Small food firms hit hardest by mandatory nutritional labelling

Mandatory nutrition labelling requirements are likely to hit smaller food companies hardest, international policy specialist EAS has warned.

Food companies have five years to implement the mandatory nutrition labelling rules of the European Union’s Food Information to Consumers Regulation published this week (22 November).

The clock starts ticking towards the five-year deadline for nutrition labelling requirements 20 days after publication— 13 December 2011.

While most aspects of the regulation become applicable on 13 December 2014, companies have been given an extended transition period until 13 December 2016 to get in line with nutrition labelling requirements.

Commenting, Xavier Lavigne, food law manager at EAS, said: “The new food labelling regulation means inevitable changes for companies,” said Mr Lavigne. “The costs of conforming to the mandatory nutrient content rules will most likely hit the smaller food companies more than the larger ones, as many of the larger companies already have some type of nutrition labelling which will simply need to be adapted.”

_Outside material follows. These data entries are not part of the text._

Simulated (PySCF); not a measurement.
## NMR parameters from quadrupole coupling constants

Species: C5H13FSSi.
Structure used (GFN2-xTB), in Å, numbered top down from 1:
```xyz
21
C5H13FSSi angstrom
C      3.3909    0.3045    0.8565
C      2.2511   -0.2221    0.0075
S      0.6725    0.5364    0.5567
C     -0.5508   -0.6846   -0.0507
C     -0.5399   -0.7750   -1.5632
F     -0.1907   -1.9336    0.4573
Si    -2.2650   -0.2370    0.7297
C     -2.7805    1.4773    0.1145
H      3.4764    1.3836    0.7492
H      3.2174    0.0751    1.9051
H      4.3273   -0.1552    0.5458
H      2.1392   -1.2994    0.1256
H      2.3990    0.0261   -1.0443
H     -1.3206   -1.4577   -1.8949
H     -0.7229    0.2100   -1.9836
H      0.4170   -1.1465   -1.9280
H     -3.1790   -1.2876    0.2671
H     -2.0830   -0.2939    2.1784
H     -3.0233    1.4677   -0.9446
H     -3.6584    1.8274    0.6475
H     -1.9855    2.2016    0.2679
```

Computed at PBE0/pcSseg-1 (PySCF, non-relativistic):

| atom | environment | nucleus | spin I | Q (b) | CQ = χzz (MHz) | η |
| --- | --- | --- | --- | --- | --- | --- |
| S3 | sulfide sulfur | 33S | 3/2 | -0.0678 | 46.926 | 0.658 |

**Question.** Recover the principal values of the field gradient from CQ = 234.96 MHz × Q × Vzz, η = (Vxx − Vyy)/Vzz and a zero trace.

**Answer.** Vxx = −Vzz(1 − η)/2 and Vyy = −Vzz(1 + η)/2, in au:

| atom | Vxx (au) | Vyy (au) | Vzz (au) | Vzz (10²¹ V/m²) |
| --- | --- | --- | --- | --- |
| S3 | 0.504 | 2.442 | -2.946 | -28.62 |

One of the challenges manufacturers will face will be pack designs — the regulation introduces a minimum font size of 1.2mm for all mandatory label information, and 0.9mm for products where packaging has a largest surface of less than 80cm2. For manufacturers it means that knowing how to use the space on certain packages will be key.

Lavigne continued: “Already some companies are looking into the creation of understandable symbols in order to gain space and to deal with multilingual challenges. Most companies in the food sector will be pressured into a detailed review of their product packaging in the months and years to come.”